It’s Sunday afternoon in the weight room at the rec center, and the guys are all here. They’re in good spirits today, and the banter and trash-talk is lively. Which of us has the biggest muscles? What about the biggest dick? Which of us needs to work on his legs more? Who gets the most girls to spread their legs for him?
I know all of these guys — if not by name, then at least by sight. Normally we would exchange greetings and some small talk. But today is different. Most of the time, the typical conversations among the men at my gym are about sports and money. The language is rough, but it’s not the sort of thing that you wouldn’t overhear on a city bus.

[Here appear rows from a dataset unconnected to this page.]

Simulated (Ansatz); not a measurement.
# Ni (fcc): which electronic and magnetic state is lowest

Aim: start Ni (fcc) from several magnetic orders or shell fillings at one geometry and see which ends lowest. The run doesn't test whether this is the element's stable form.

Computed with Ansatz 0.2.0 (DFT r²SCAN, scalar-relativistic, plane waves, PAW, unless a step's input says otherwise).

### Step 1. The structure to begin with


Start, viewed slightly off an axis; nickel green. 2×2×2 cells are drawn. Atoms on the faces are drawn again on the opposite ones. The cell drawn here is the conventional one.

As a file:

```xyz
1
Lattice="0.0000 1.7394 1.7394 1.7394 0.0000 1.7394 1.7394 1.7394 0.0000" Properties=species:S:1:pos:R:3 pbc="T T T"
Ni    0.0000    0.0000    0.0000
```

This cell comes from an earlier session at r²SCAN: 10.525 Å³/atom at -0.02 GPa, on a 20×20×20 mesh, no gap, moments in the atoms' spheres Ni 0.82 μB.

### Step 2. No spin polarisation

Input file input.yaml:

But today, something is different. The fact that the dominant topics of conversation have become so starkly gendered and macho has changed the environment of the gym in a subtle but undeniable way. To say this place has suddenly become a “men’s space” would be inaccurate — it’s always been male-dominated. But today, they don’t say hello. I nod a greeting at a group of guys I know, and they look right through me.
The conversation today is more akin to locker room banter, and that changes everything.
See, this kind of talk — profanity-laden trash talk and the occasional vaguely misogynistic tale of sexual conquest — is the kind of talk that men are not to engage in when women are around. Even the young guys know that you don’t talk about the size of your dick in mixed company. Women are reckoned as the keepers of morality in our society, and the mere silent presence of a woman can be enough to make some men feel chastened or strangely defensive. Typically, when guys catch themselves engaging in macho locker-room talk in front of women, they respond in a few different kind of ways of varying levels of politeness — from the sometimes contrite, sometimes humorous variations on “Sorry, ma’am,” to the more hostile, actively othering responses (e.g., sexual harassment). On that Sunday, though, they just opted to ignore me. I smiled and nodded at the men I knew, but they looked right through me that day — though every other man who came in after me got a hearty greeting.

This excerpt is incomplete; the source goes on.